Question

State and derive theorem for parallel and perpendicular axes.

Answer 1

Hint
According to the perpendicular axis theorem for an axis perpendicular to the plane, the moment of inertia is equal to the sum of the moments of inertia about 2 mutually perpendicular axes in its own plane. And according to the parallel axis theorem, the moment of inertia about any axis is equal to sum of parallel and passing through the center of mass and product of mass of body and square of distance between the axes.
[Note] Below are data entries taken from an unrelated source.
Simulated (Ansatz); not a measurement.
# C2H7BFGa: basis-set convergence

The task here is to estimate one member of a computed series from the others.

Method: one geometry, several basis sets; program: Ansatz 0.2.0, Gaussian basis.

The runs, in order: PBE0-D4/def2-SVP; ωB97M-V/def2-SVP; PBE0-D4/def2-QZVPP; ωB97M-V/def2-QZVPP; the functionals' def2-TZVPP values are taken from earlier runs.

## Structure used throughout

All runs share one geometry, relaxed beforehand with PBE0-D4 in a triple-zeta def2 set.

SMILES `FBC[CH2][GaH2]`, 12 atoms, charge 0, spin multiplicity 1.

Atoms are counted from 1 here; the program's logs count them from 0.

Complete step by step answer
The parallel axis theorem states that, the moment of inertia of a body about any axis is equal to the moment of inertia about parallel axis through its center of mass plus the product of the mass of the body and the square of the perpendicular distance between the two parallel axes.
Let us consider $I$ is the moment of inertia of a body of mass $M$ about the axis AB. Let us consider another parallel axis CD passing through the center of mass of the body and at a distance $d$ from AB. We consider the moment of inertia about the axis CD of the body as ${I_{CM}}$.

Let us consider a particle of mass $m$ which is at a distance $x$ from the axis CD and at a distance $d + x$ from the axis AB.
So the moment of inertia of this particle about the axis AB is $m{\left( {x + d} \right)^2}$
So to get the moment of inertia about the whole body we use summation. Therefore, we get
$\Rightarrow I = \sum {m{{\left( {x + d} \right)}^2}} $
Now we can break the whole square in the formula as,
$\Rightarrow I = \sum {m\left( {{x^2} + {d^2} + 2xd} \right)} $
So on breaking the individual terms under the summation we get
$\Rightarrow I = \sum {m{x^2} + \sum m {d^2} + \sum {2mxd} } $
Now we can write $\sum {m{x^2}} = {I_{CM}}$
Since the value of $d$ is constant we can bring it outside summation. So we get
$\Rightarrow \sum {m{d^2}} = {d^2}\sum m = M{d^2}$ where $\sum m = M$ is the mass of the whole body.
For the third term, $2d$ comes outside the bracket and since $\sum {mx} = 0$ so the third term vanishes.
Therefore, substituting the values we get
$\Rightarrow I = {I_{CM}} + M{d^2}$.
This is the parallel axis theorem.
The perpendicular axis theorem states that the moment of inertia of a plane lamina about a perpendicular axis is equal to the sum of the moments of inertia of the lamina about any 2 mutually perpendicular axes in its own plane and intersecting each other at the point where the perpendicular axis passes through the lamina.
Let us consider another plane lamina as in the figure.

We consider a particle of mass $m$ at the distance $x$, $y$ and $r$ from the X- axis, Y-axis and Z-axis respectively.
Therefore from the figure we can write,
$\Rightarrow {r^2} = {x^2} + {y^2}$
So the moment of inertia of the particle about X-axis is $m{y^2}$
Therefore, for the whole bode, we consider summation and get moment of inertia as,,
$\Rightarrow {I_X} = \sum {m{y^2}} $
Similarly moment of inertia of the whole body about Y-axis is
$\Rightarrow {I_Y} = \sum {m{x^2}} $
And the moment of inertia about Z-axis is
$\Rightarrow {I_Z} = \sum {m{r^2}} $
We can substitute ${r^2} = {x^2} + {y^2}$ and get
$\Rightarrow {I_Z} = \sum {m\left( {{x^2} + {y^2}} \right)} $
On opening the bracket we get
$\Rightarrow {I_Z} = \sum {m{x^2} + \sum m {y^2}} $
We can write this as,
$\Rightarrow {I_Z} = {I_X} + {I_Y}$
This is the perpendicular axes theorem.

Note
The parallel and perpendicular axes theorem are used to find the moment of inertia of various rigid structures about different axes like a rod, disc, sphere, ring, etc. It gives us a simplified way of finding the moment of inertia.